We make more concrete than anything else. If carbonates as suggested by TecEco were used instead of silicates as binders for concrete they would mimic the natural geological process of sequestering carbon.
Various authors have attempted to model the earths rock cycle whereby rocks are made and remade. Unfortunately nobody yet has come up with rates of sedimentary carbonate deposition, although approximations of oceanic uptake have been developed as a result of CO2 modeling. The interesting question is to what extent the flows involved by producing carbonate bound concretes would make a difference.
If concretes were held together by carbonates using Eco-Cements then some 15% of their mass would absorb CO2. If the gas is captured as source during the manufacture of Eco-Cements then there would be significant geomimicry of natural sequestration processes.
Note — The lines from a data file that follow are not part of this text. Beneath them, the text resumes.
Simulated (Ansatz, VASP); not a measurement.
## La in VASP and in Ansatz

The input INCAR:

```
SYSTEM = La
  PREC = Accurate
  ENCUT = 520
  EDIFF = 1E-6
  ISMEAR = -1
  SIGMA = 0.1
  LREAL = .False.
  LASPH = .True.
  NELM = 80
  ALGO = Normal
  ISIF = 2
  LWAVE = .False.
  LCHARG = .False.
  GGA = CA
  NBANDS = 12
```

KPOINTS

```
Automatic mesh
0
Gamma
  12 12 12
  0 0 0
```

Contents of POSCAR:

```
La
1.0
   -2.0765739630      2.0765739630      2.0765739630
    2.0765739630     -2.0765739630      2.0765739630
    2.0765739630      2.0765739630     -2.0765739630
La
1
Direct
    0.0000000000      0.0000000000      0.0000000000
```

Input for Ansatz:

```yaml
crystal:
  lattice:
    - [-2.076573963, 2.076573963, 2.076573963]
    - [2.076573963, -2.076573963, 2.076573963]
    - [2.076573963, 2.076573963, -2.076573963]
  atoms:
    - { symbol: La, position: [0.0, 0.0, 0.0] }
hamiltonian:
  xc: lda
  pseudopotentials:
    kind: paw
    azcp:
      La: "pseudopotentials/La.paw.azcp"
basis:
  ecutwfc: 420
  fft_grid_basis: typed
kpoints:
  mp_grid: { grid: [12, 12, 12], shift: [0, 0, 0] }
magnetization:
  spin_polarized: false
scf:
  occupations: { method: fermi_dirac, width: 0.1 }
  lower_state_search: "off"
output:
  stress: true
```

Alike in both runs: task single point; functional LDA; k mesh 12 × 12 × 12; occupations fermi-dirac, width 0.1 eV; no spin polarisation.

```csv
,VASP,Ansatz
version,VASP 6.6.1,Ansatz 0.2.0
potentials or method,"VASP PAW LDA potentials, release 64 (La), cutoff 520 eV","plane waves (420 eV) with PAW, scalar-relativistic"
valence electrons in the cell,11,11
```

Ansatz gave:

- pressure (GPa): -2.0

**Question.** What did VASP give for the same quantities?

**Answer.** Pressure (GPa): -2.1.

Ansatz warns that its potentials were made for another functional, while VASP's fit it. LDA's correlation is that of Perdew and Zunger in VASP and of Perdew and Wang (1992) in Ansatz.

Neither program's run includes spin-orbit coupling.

According to Richard Haughton[6] at the Woods Hole Institute, total global carbon cycle flows are:
Atmospheric increase |
= |
Emissions from fossil fuels |
+ |
Net emissions from changes in land use |
- |
Oceanic uptake |
- |
Missing carbon sink |
3.2 (±0.2) |
= |
6.3 (±0.4) |
+ |
2.2 (±0.8) |
- |
2.4 (±0.7) |
- |
2.9 (±1.1) |
Figure 1 - The Carbon Cycle (Haughton 2005) in billion metric tonnes or petograms
Converting to tonnes CO2 in the same units by multiplying by 44.01/12.01, the ratio of the respective molecular weights.
Atmospheric increase |
= |
Emissions from fossil fuels |
+ |
Net emissions from changes in land use |
- |
Oceanic uptake |
- |
Missing carbon sink |
11.72 (±0.2) |
= |
23.08 (±0.4) |
+ |
8.016 (±0.8) |
- |
8.79 (±0.7) |
- |
10.62 (±1.1) |
Figure 2 - The Carbon Dioxide Cycle (Haughton 2005) in billion metric tonnes or petograms.
From the above the annual atmospheric increase of CO2 is in the order of 12 billion metric tonnes.
If concretes were held together by carbonate, how much would we need to reverse global warming?
MgO + H2O => Mg(OH)2 + CO2 + 2H2O => MgCO3.3H2O
40.31 + 18(l) => 58.31 + 44.01(g) + 2 X 18(l) => 138.368 molar masses.
44.01 parts by mass of CO2 ~= 138.368 parts by mass MgCO3.3H2O
1 ~= 138.368/44.01= 3.144
12 billion tonnes CO2 ~= 37.728 billion tonnes of nesquehonite binder in concrete
This is much more than the current production of cement (2.1 billion tonnes), so total use of carbonation for binders would alleviate, but not solve the problem.
How much carbonate would have to be deposited to solve the problem?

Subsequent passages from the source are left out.